Then today was more of the same really, productive but not ground-breaking, a few frustrations but mostly just plugging away. Then out for a few hours. We go out because it has more potential than staying in, but strangely once out I stop thinking about why I was motivated to be there and slip into a safer world of routine and avoidance. Maybe that's something to work on this weekend, after all, anything can happen in a weekend.

I'm not so happy with this blog, it lacks in much point and isn't particularly readable on any level, but I'm glad I had the discipline to do it, hopefully I'm at the bottom of a mountain rather than on a dried up river bank. We'll see.

Tuesday, 26 August 2008

Law of Averages.

There's gonna be more than a few days in life where you wake up, for whatever reason, feeling like you just want to stay in bed, maybe make a few sarcastic comments on the internet, but beyond that not really get involved in the day.

If on those days you can find yourself spending time with 3 different sets of friends, who all ask for your company, and while with each set end up talking to people orbiting the situation. You can't help but feel reassured that it really is worth getting out of bed each day. No matter what else, small or large,  happens when you do take that risk.

Monday, 25 August 2008

It's easy to forget.

You have to write a diary every day I thought. It's the only way you'll get back into practice at it I thought. Doesn't matter if nothing happens, or if it's only a few sentences, just have some discipline about it.

So, a month of nothing, I'm ever so proud. 

I've had loads of thoughts as well. Loads of them. Obviously I've forgotten them all now, but some of them were almost interesting, I can assure you that.

At least stuff has been done, there was a music festival, and a home town gig, then the band split up. I guess I really should have written a long and sentimental blog about letting go of something that has been a focus of your life for 5 years. That's longer than my longest relationship and I could fill all the paper in Office World (it will never be Staples) about that little nugget of experience. But, as with when most things end, I'd let go of the band long before it let go of me, so it went with a whimper and not a bang.

Then there was Edinburgh and the Fringe. So I got to spend a week standing on the patch of this planet where I feel most comfortable, and romanticised the everyday sentences in my head. I also watched a stand up comedy show on top of an extinct volcano, take that bingo card of life!

And now we're in the busiest time of my year, so it stands to reason I start blogging again, the 4 weeks that determine the path my next 9 months will take. Let's see what happens.

Thursday, 24 July 2008

Brief history of £20.

Well, I didn't spend it last night. But i did take £20 out of the bank. So I'm effectively £40 down now, and it's only Day 2. Things are not looking good.

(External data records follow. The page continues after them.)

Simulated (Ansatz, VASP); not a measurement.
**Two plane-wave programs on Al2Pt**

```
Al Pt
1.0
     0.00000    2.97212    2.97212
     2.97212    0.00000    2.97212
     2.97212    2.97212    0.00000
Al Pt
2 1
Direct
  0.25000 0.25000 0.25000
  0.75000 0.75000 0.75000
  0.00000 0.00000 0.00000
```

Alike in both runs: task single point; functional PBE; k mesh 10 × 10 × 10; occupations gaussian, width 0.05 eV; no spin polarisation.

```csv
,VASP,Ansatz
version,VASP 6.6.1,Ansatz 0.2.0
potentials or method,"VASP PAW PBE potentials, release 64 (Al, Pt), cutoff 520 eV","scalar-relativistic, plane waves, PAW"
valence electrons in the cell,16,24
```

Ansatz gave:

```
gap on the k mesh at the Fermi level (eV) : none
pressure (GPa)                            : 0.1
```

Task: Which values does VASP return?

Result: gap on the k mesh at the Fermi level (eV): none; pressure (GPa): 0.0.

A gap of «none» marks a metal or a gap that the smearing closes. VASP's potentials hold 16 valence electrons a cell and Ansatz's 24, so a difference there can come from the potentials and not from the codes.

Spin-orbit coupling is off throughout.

And erm, I'm off to the pub now.

Wednesday, 23 July 2008

Cheap flowers from a garage.

You think you haven't had a very interesting day. Then you realise you're just not looking right.

Today started before I did really. I'd cursed under my breath as my phone went off with a call and two text messages, people wanting my attention, people thinking of me and deciding they need to contact me. That's a pretty big deal really, I'd had an effect on 3 peoples lives, and all I was doing was lying face down in my own dribble whilst dreaming about being in compromising positions with the girl I saw at the bus stop last Thursday. Unfortunately, non of the messages were from her.

Then came the first challenge of the day. Well, the 2nd really, the first was going for a number two (that's slang for 'poo' kids) and having to apply a degree of concentration to make sure I finished the task completely with only the few sheets of toilet paper left. But you don't want to hear about that. So. The first challenge of the day was going to pop my wages in the bank, using one of those new fancy cash counting deposit machines that knows the difference between each note and is really just a couple of turtles inside a plastic box. Anyway. After spending time carefully budgeting how much I needed to put in the bank and how much I could keep for 'Funs Funds', I lobbed my wad (not a euphemism) into the machine and let it do its stuff. All fine and dandy apart from one pesky note that won't be accepted, must have been rude to a turtle or something. Try as a might it won't go in.

Now, I am aware that story isn't particularly interesting. But none the less, like most mundane things, it is important, as this now means I have £20 pounds, in cash, on my person, that I really shouldn't spend this week. This is going to effect every action I make for the whole week. Trying to ignore the fact it is there, trying not to think of new and exciting uses for it. Quite frankly it's going to be a blasted pain in the neck.

The sensible person would have dealt with it by seeking assistance, getting it changed, making sure some how it was given to the damn bank. But I am not a sensible person, and let's be honest, life is nothing without challenges. I shall report back how I got on.

Just now, on my way home from the shop (I bought a Mars Bar, 2 packets of Transform-A-Snack and some plain Seabrooks, I have eaten all but one pair of Transform-A-Snacks already, I may eat that as a reward when I finish this.) I saw a bunch of rotten roses trodden into the floor. I took a picture on my phone but bluetooth is not my friend today. I'm aware they probably just fell out of a bin when the Bin Men came... and by the way, you note how some feMales will complain when you say Police Man or Fire Man, yet nobody ever complains when you say Bin Man, odd I guess.. but anyway, I'm going to have some fun imagining how they might have ended up there anyway.

Obviously when I went for my second number two of the day, there was no toilet paper left.


I can feel it in my bones.

Is it possible to get old over night? As last night wore on my left leg started to ache, as has seemed to be the trend recently, I figured I'd stood on it a lot recently and there's probably moisture in the air or something so nothing too much to worry about. Then, waking up this morning , every joint on my left hand side is registering some kind of pain. 

I've even been drinking more milk recently.

Perhaps it was that vitamin pill I took the other day, it may have been out of date. Or can you overdose on potatoes? The mysteries of the human body know no bounds.

Oops.

I accidentally deleted all my saved text messages today. All the messages I've received over the last year or so that, for whatever reason, meant enough to me that I wanted to keep them to reread when I was feeling low. Gone.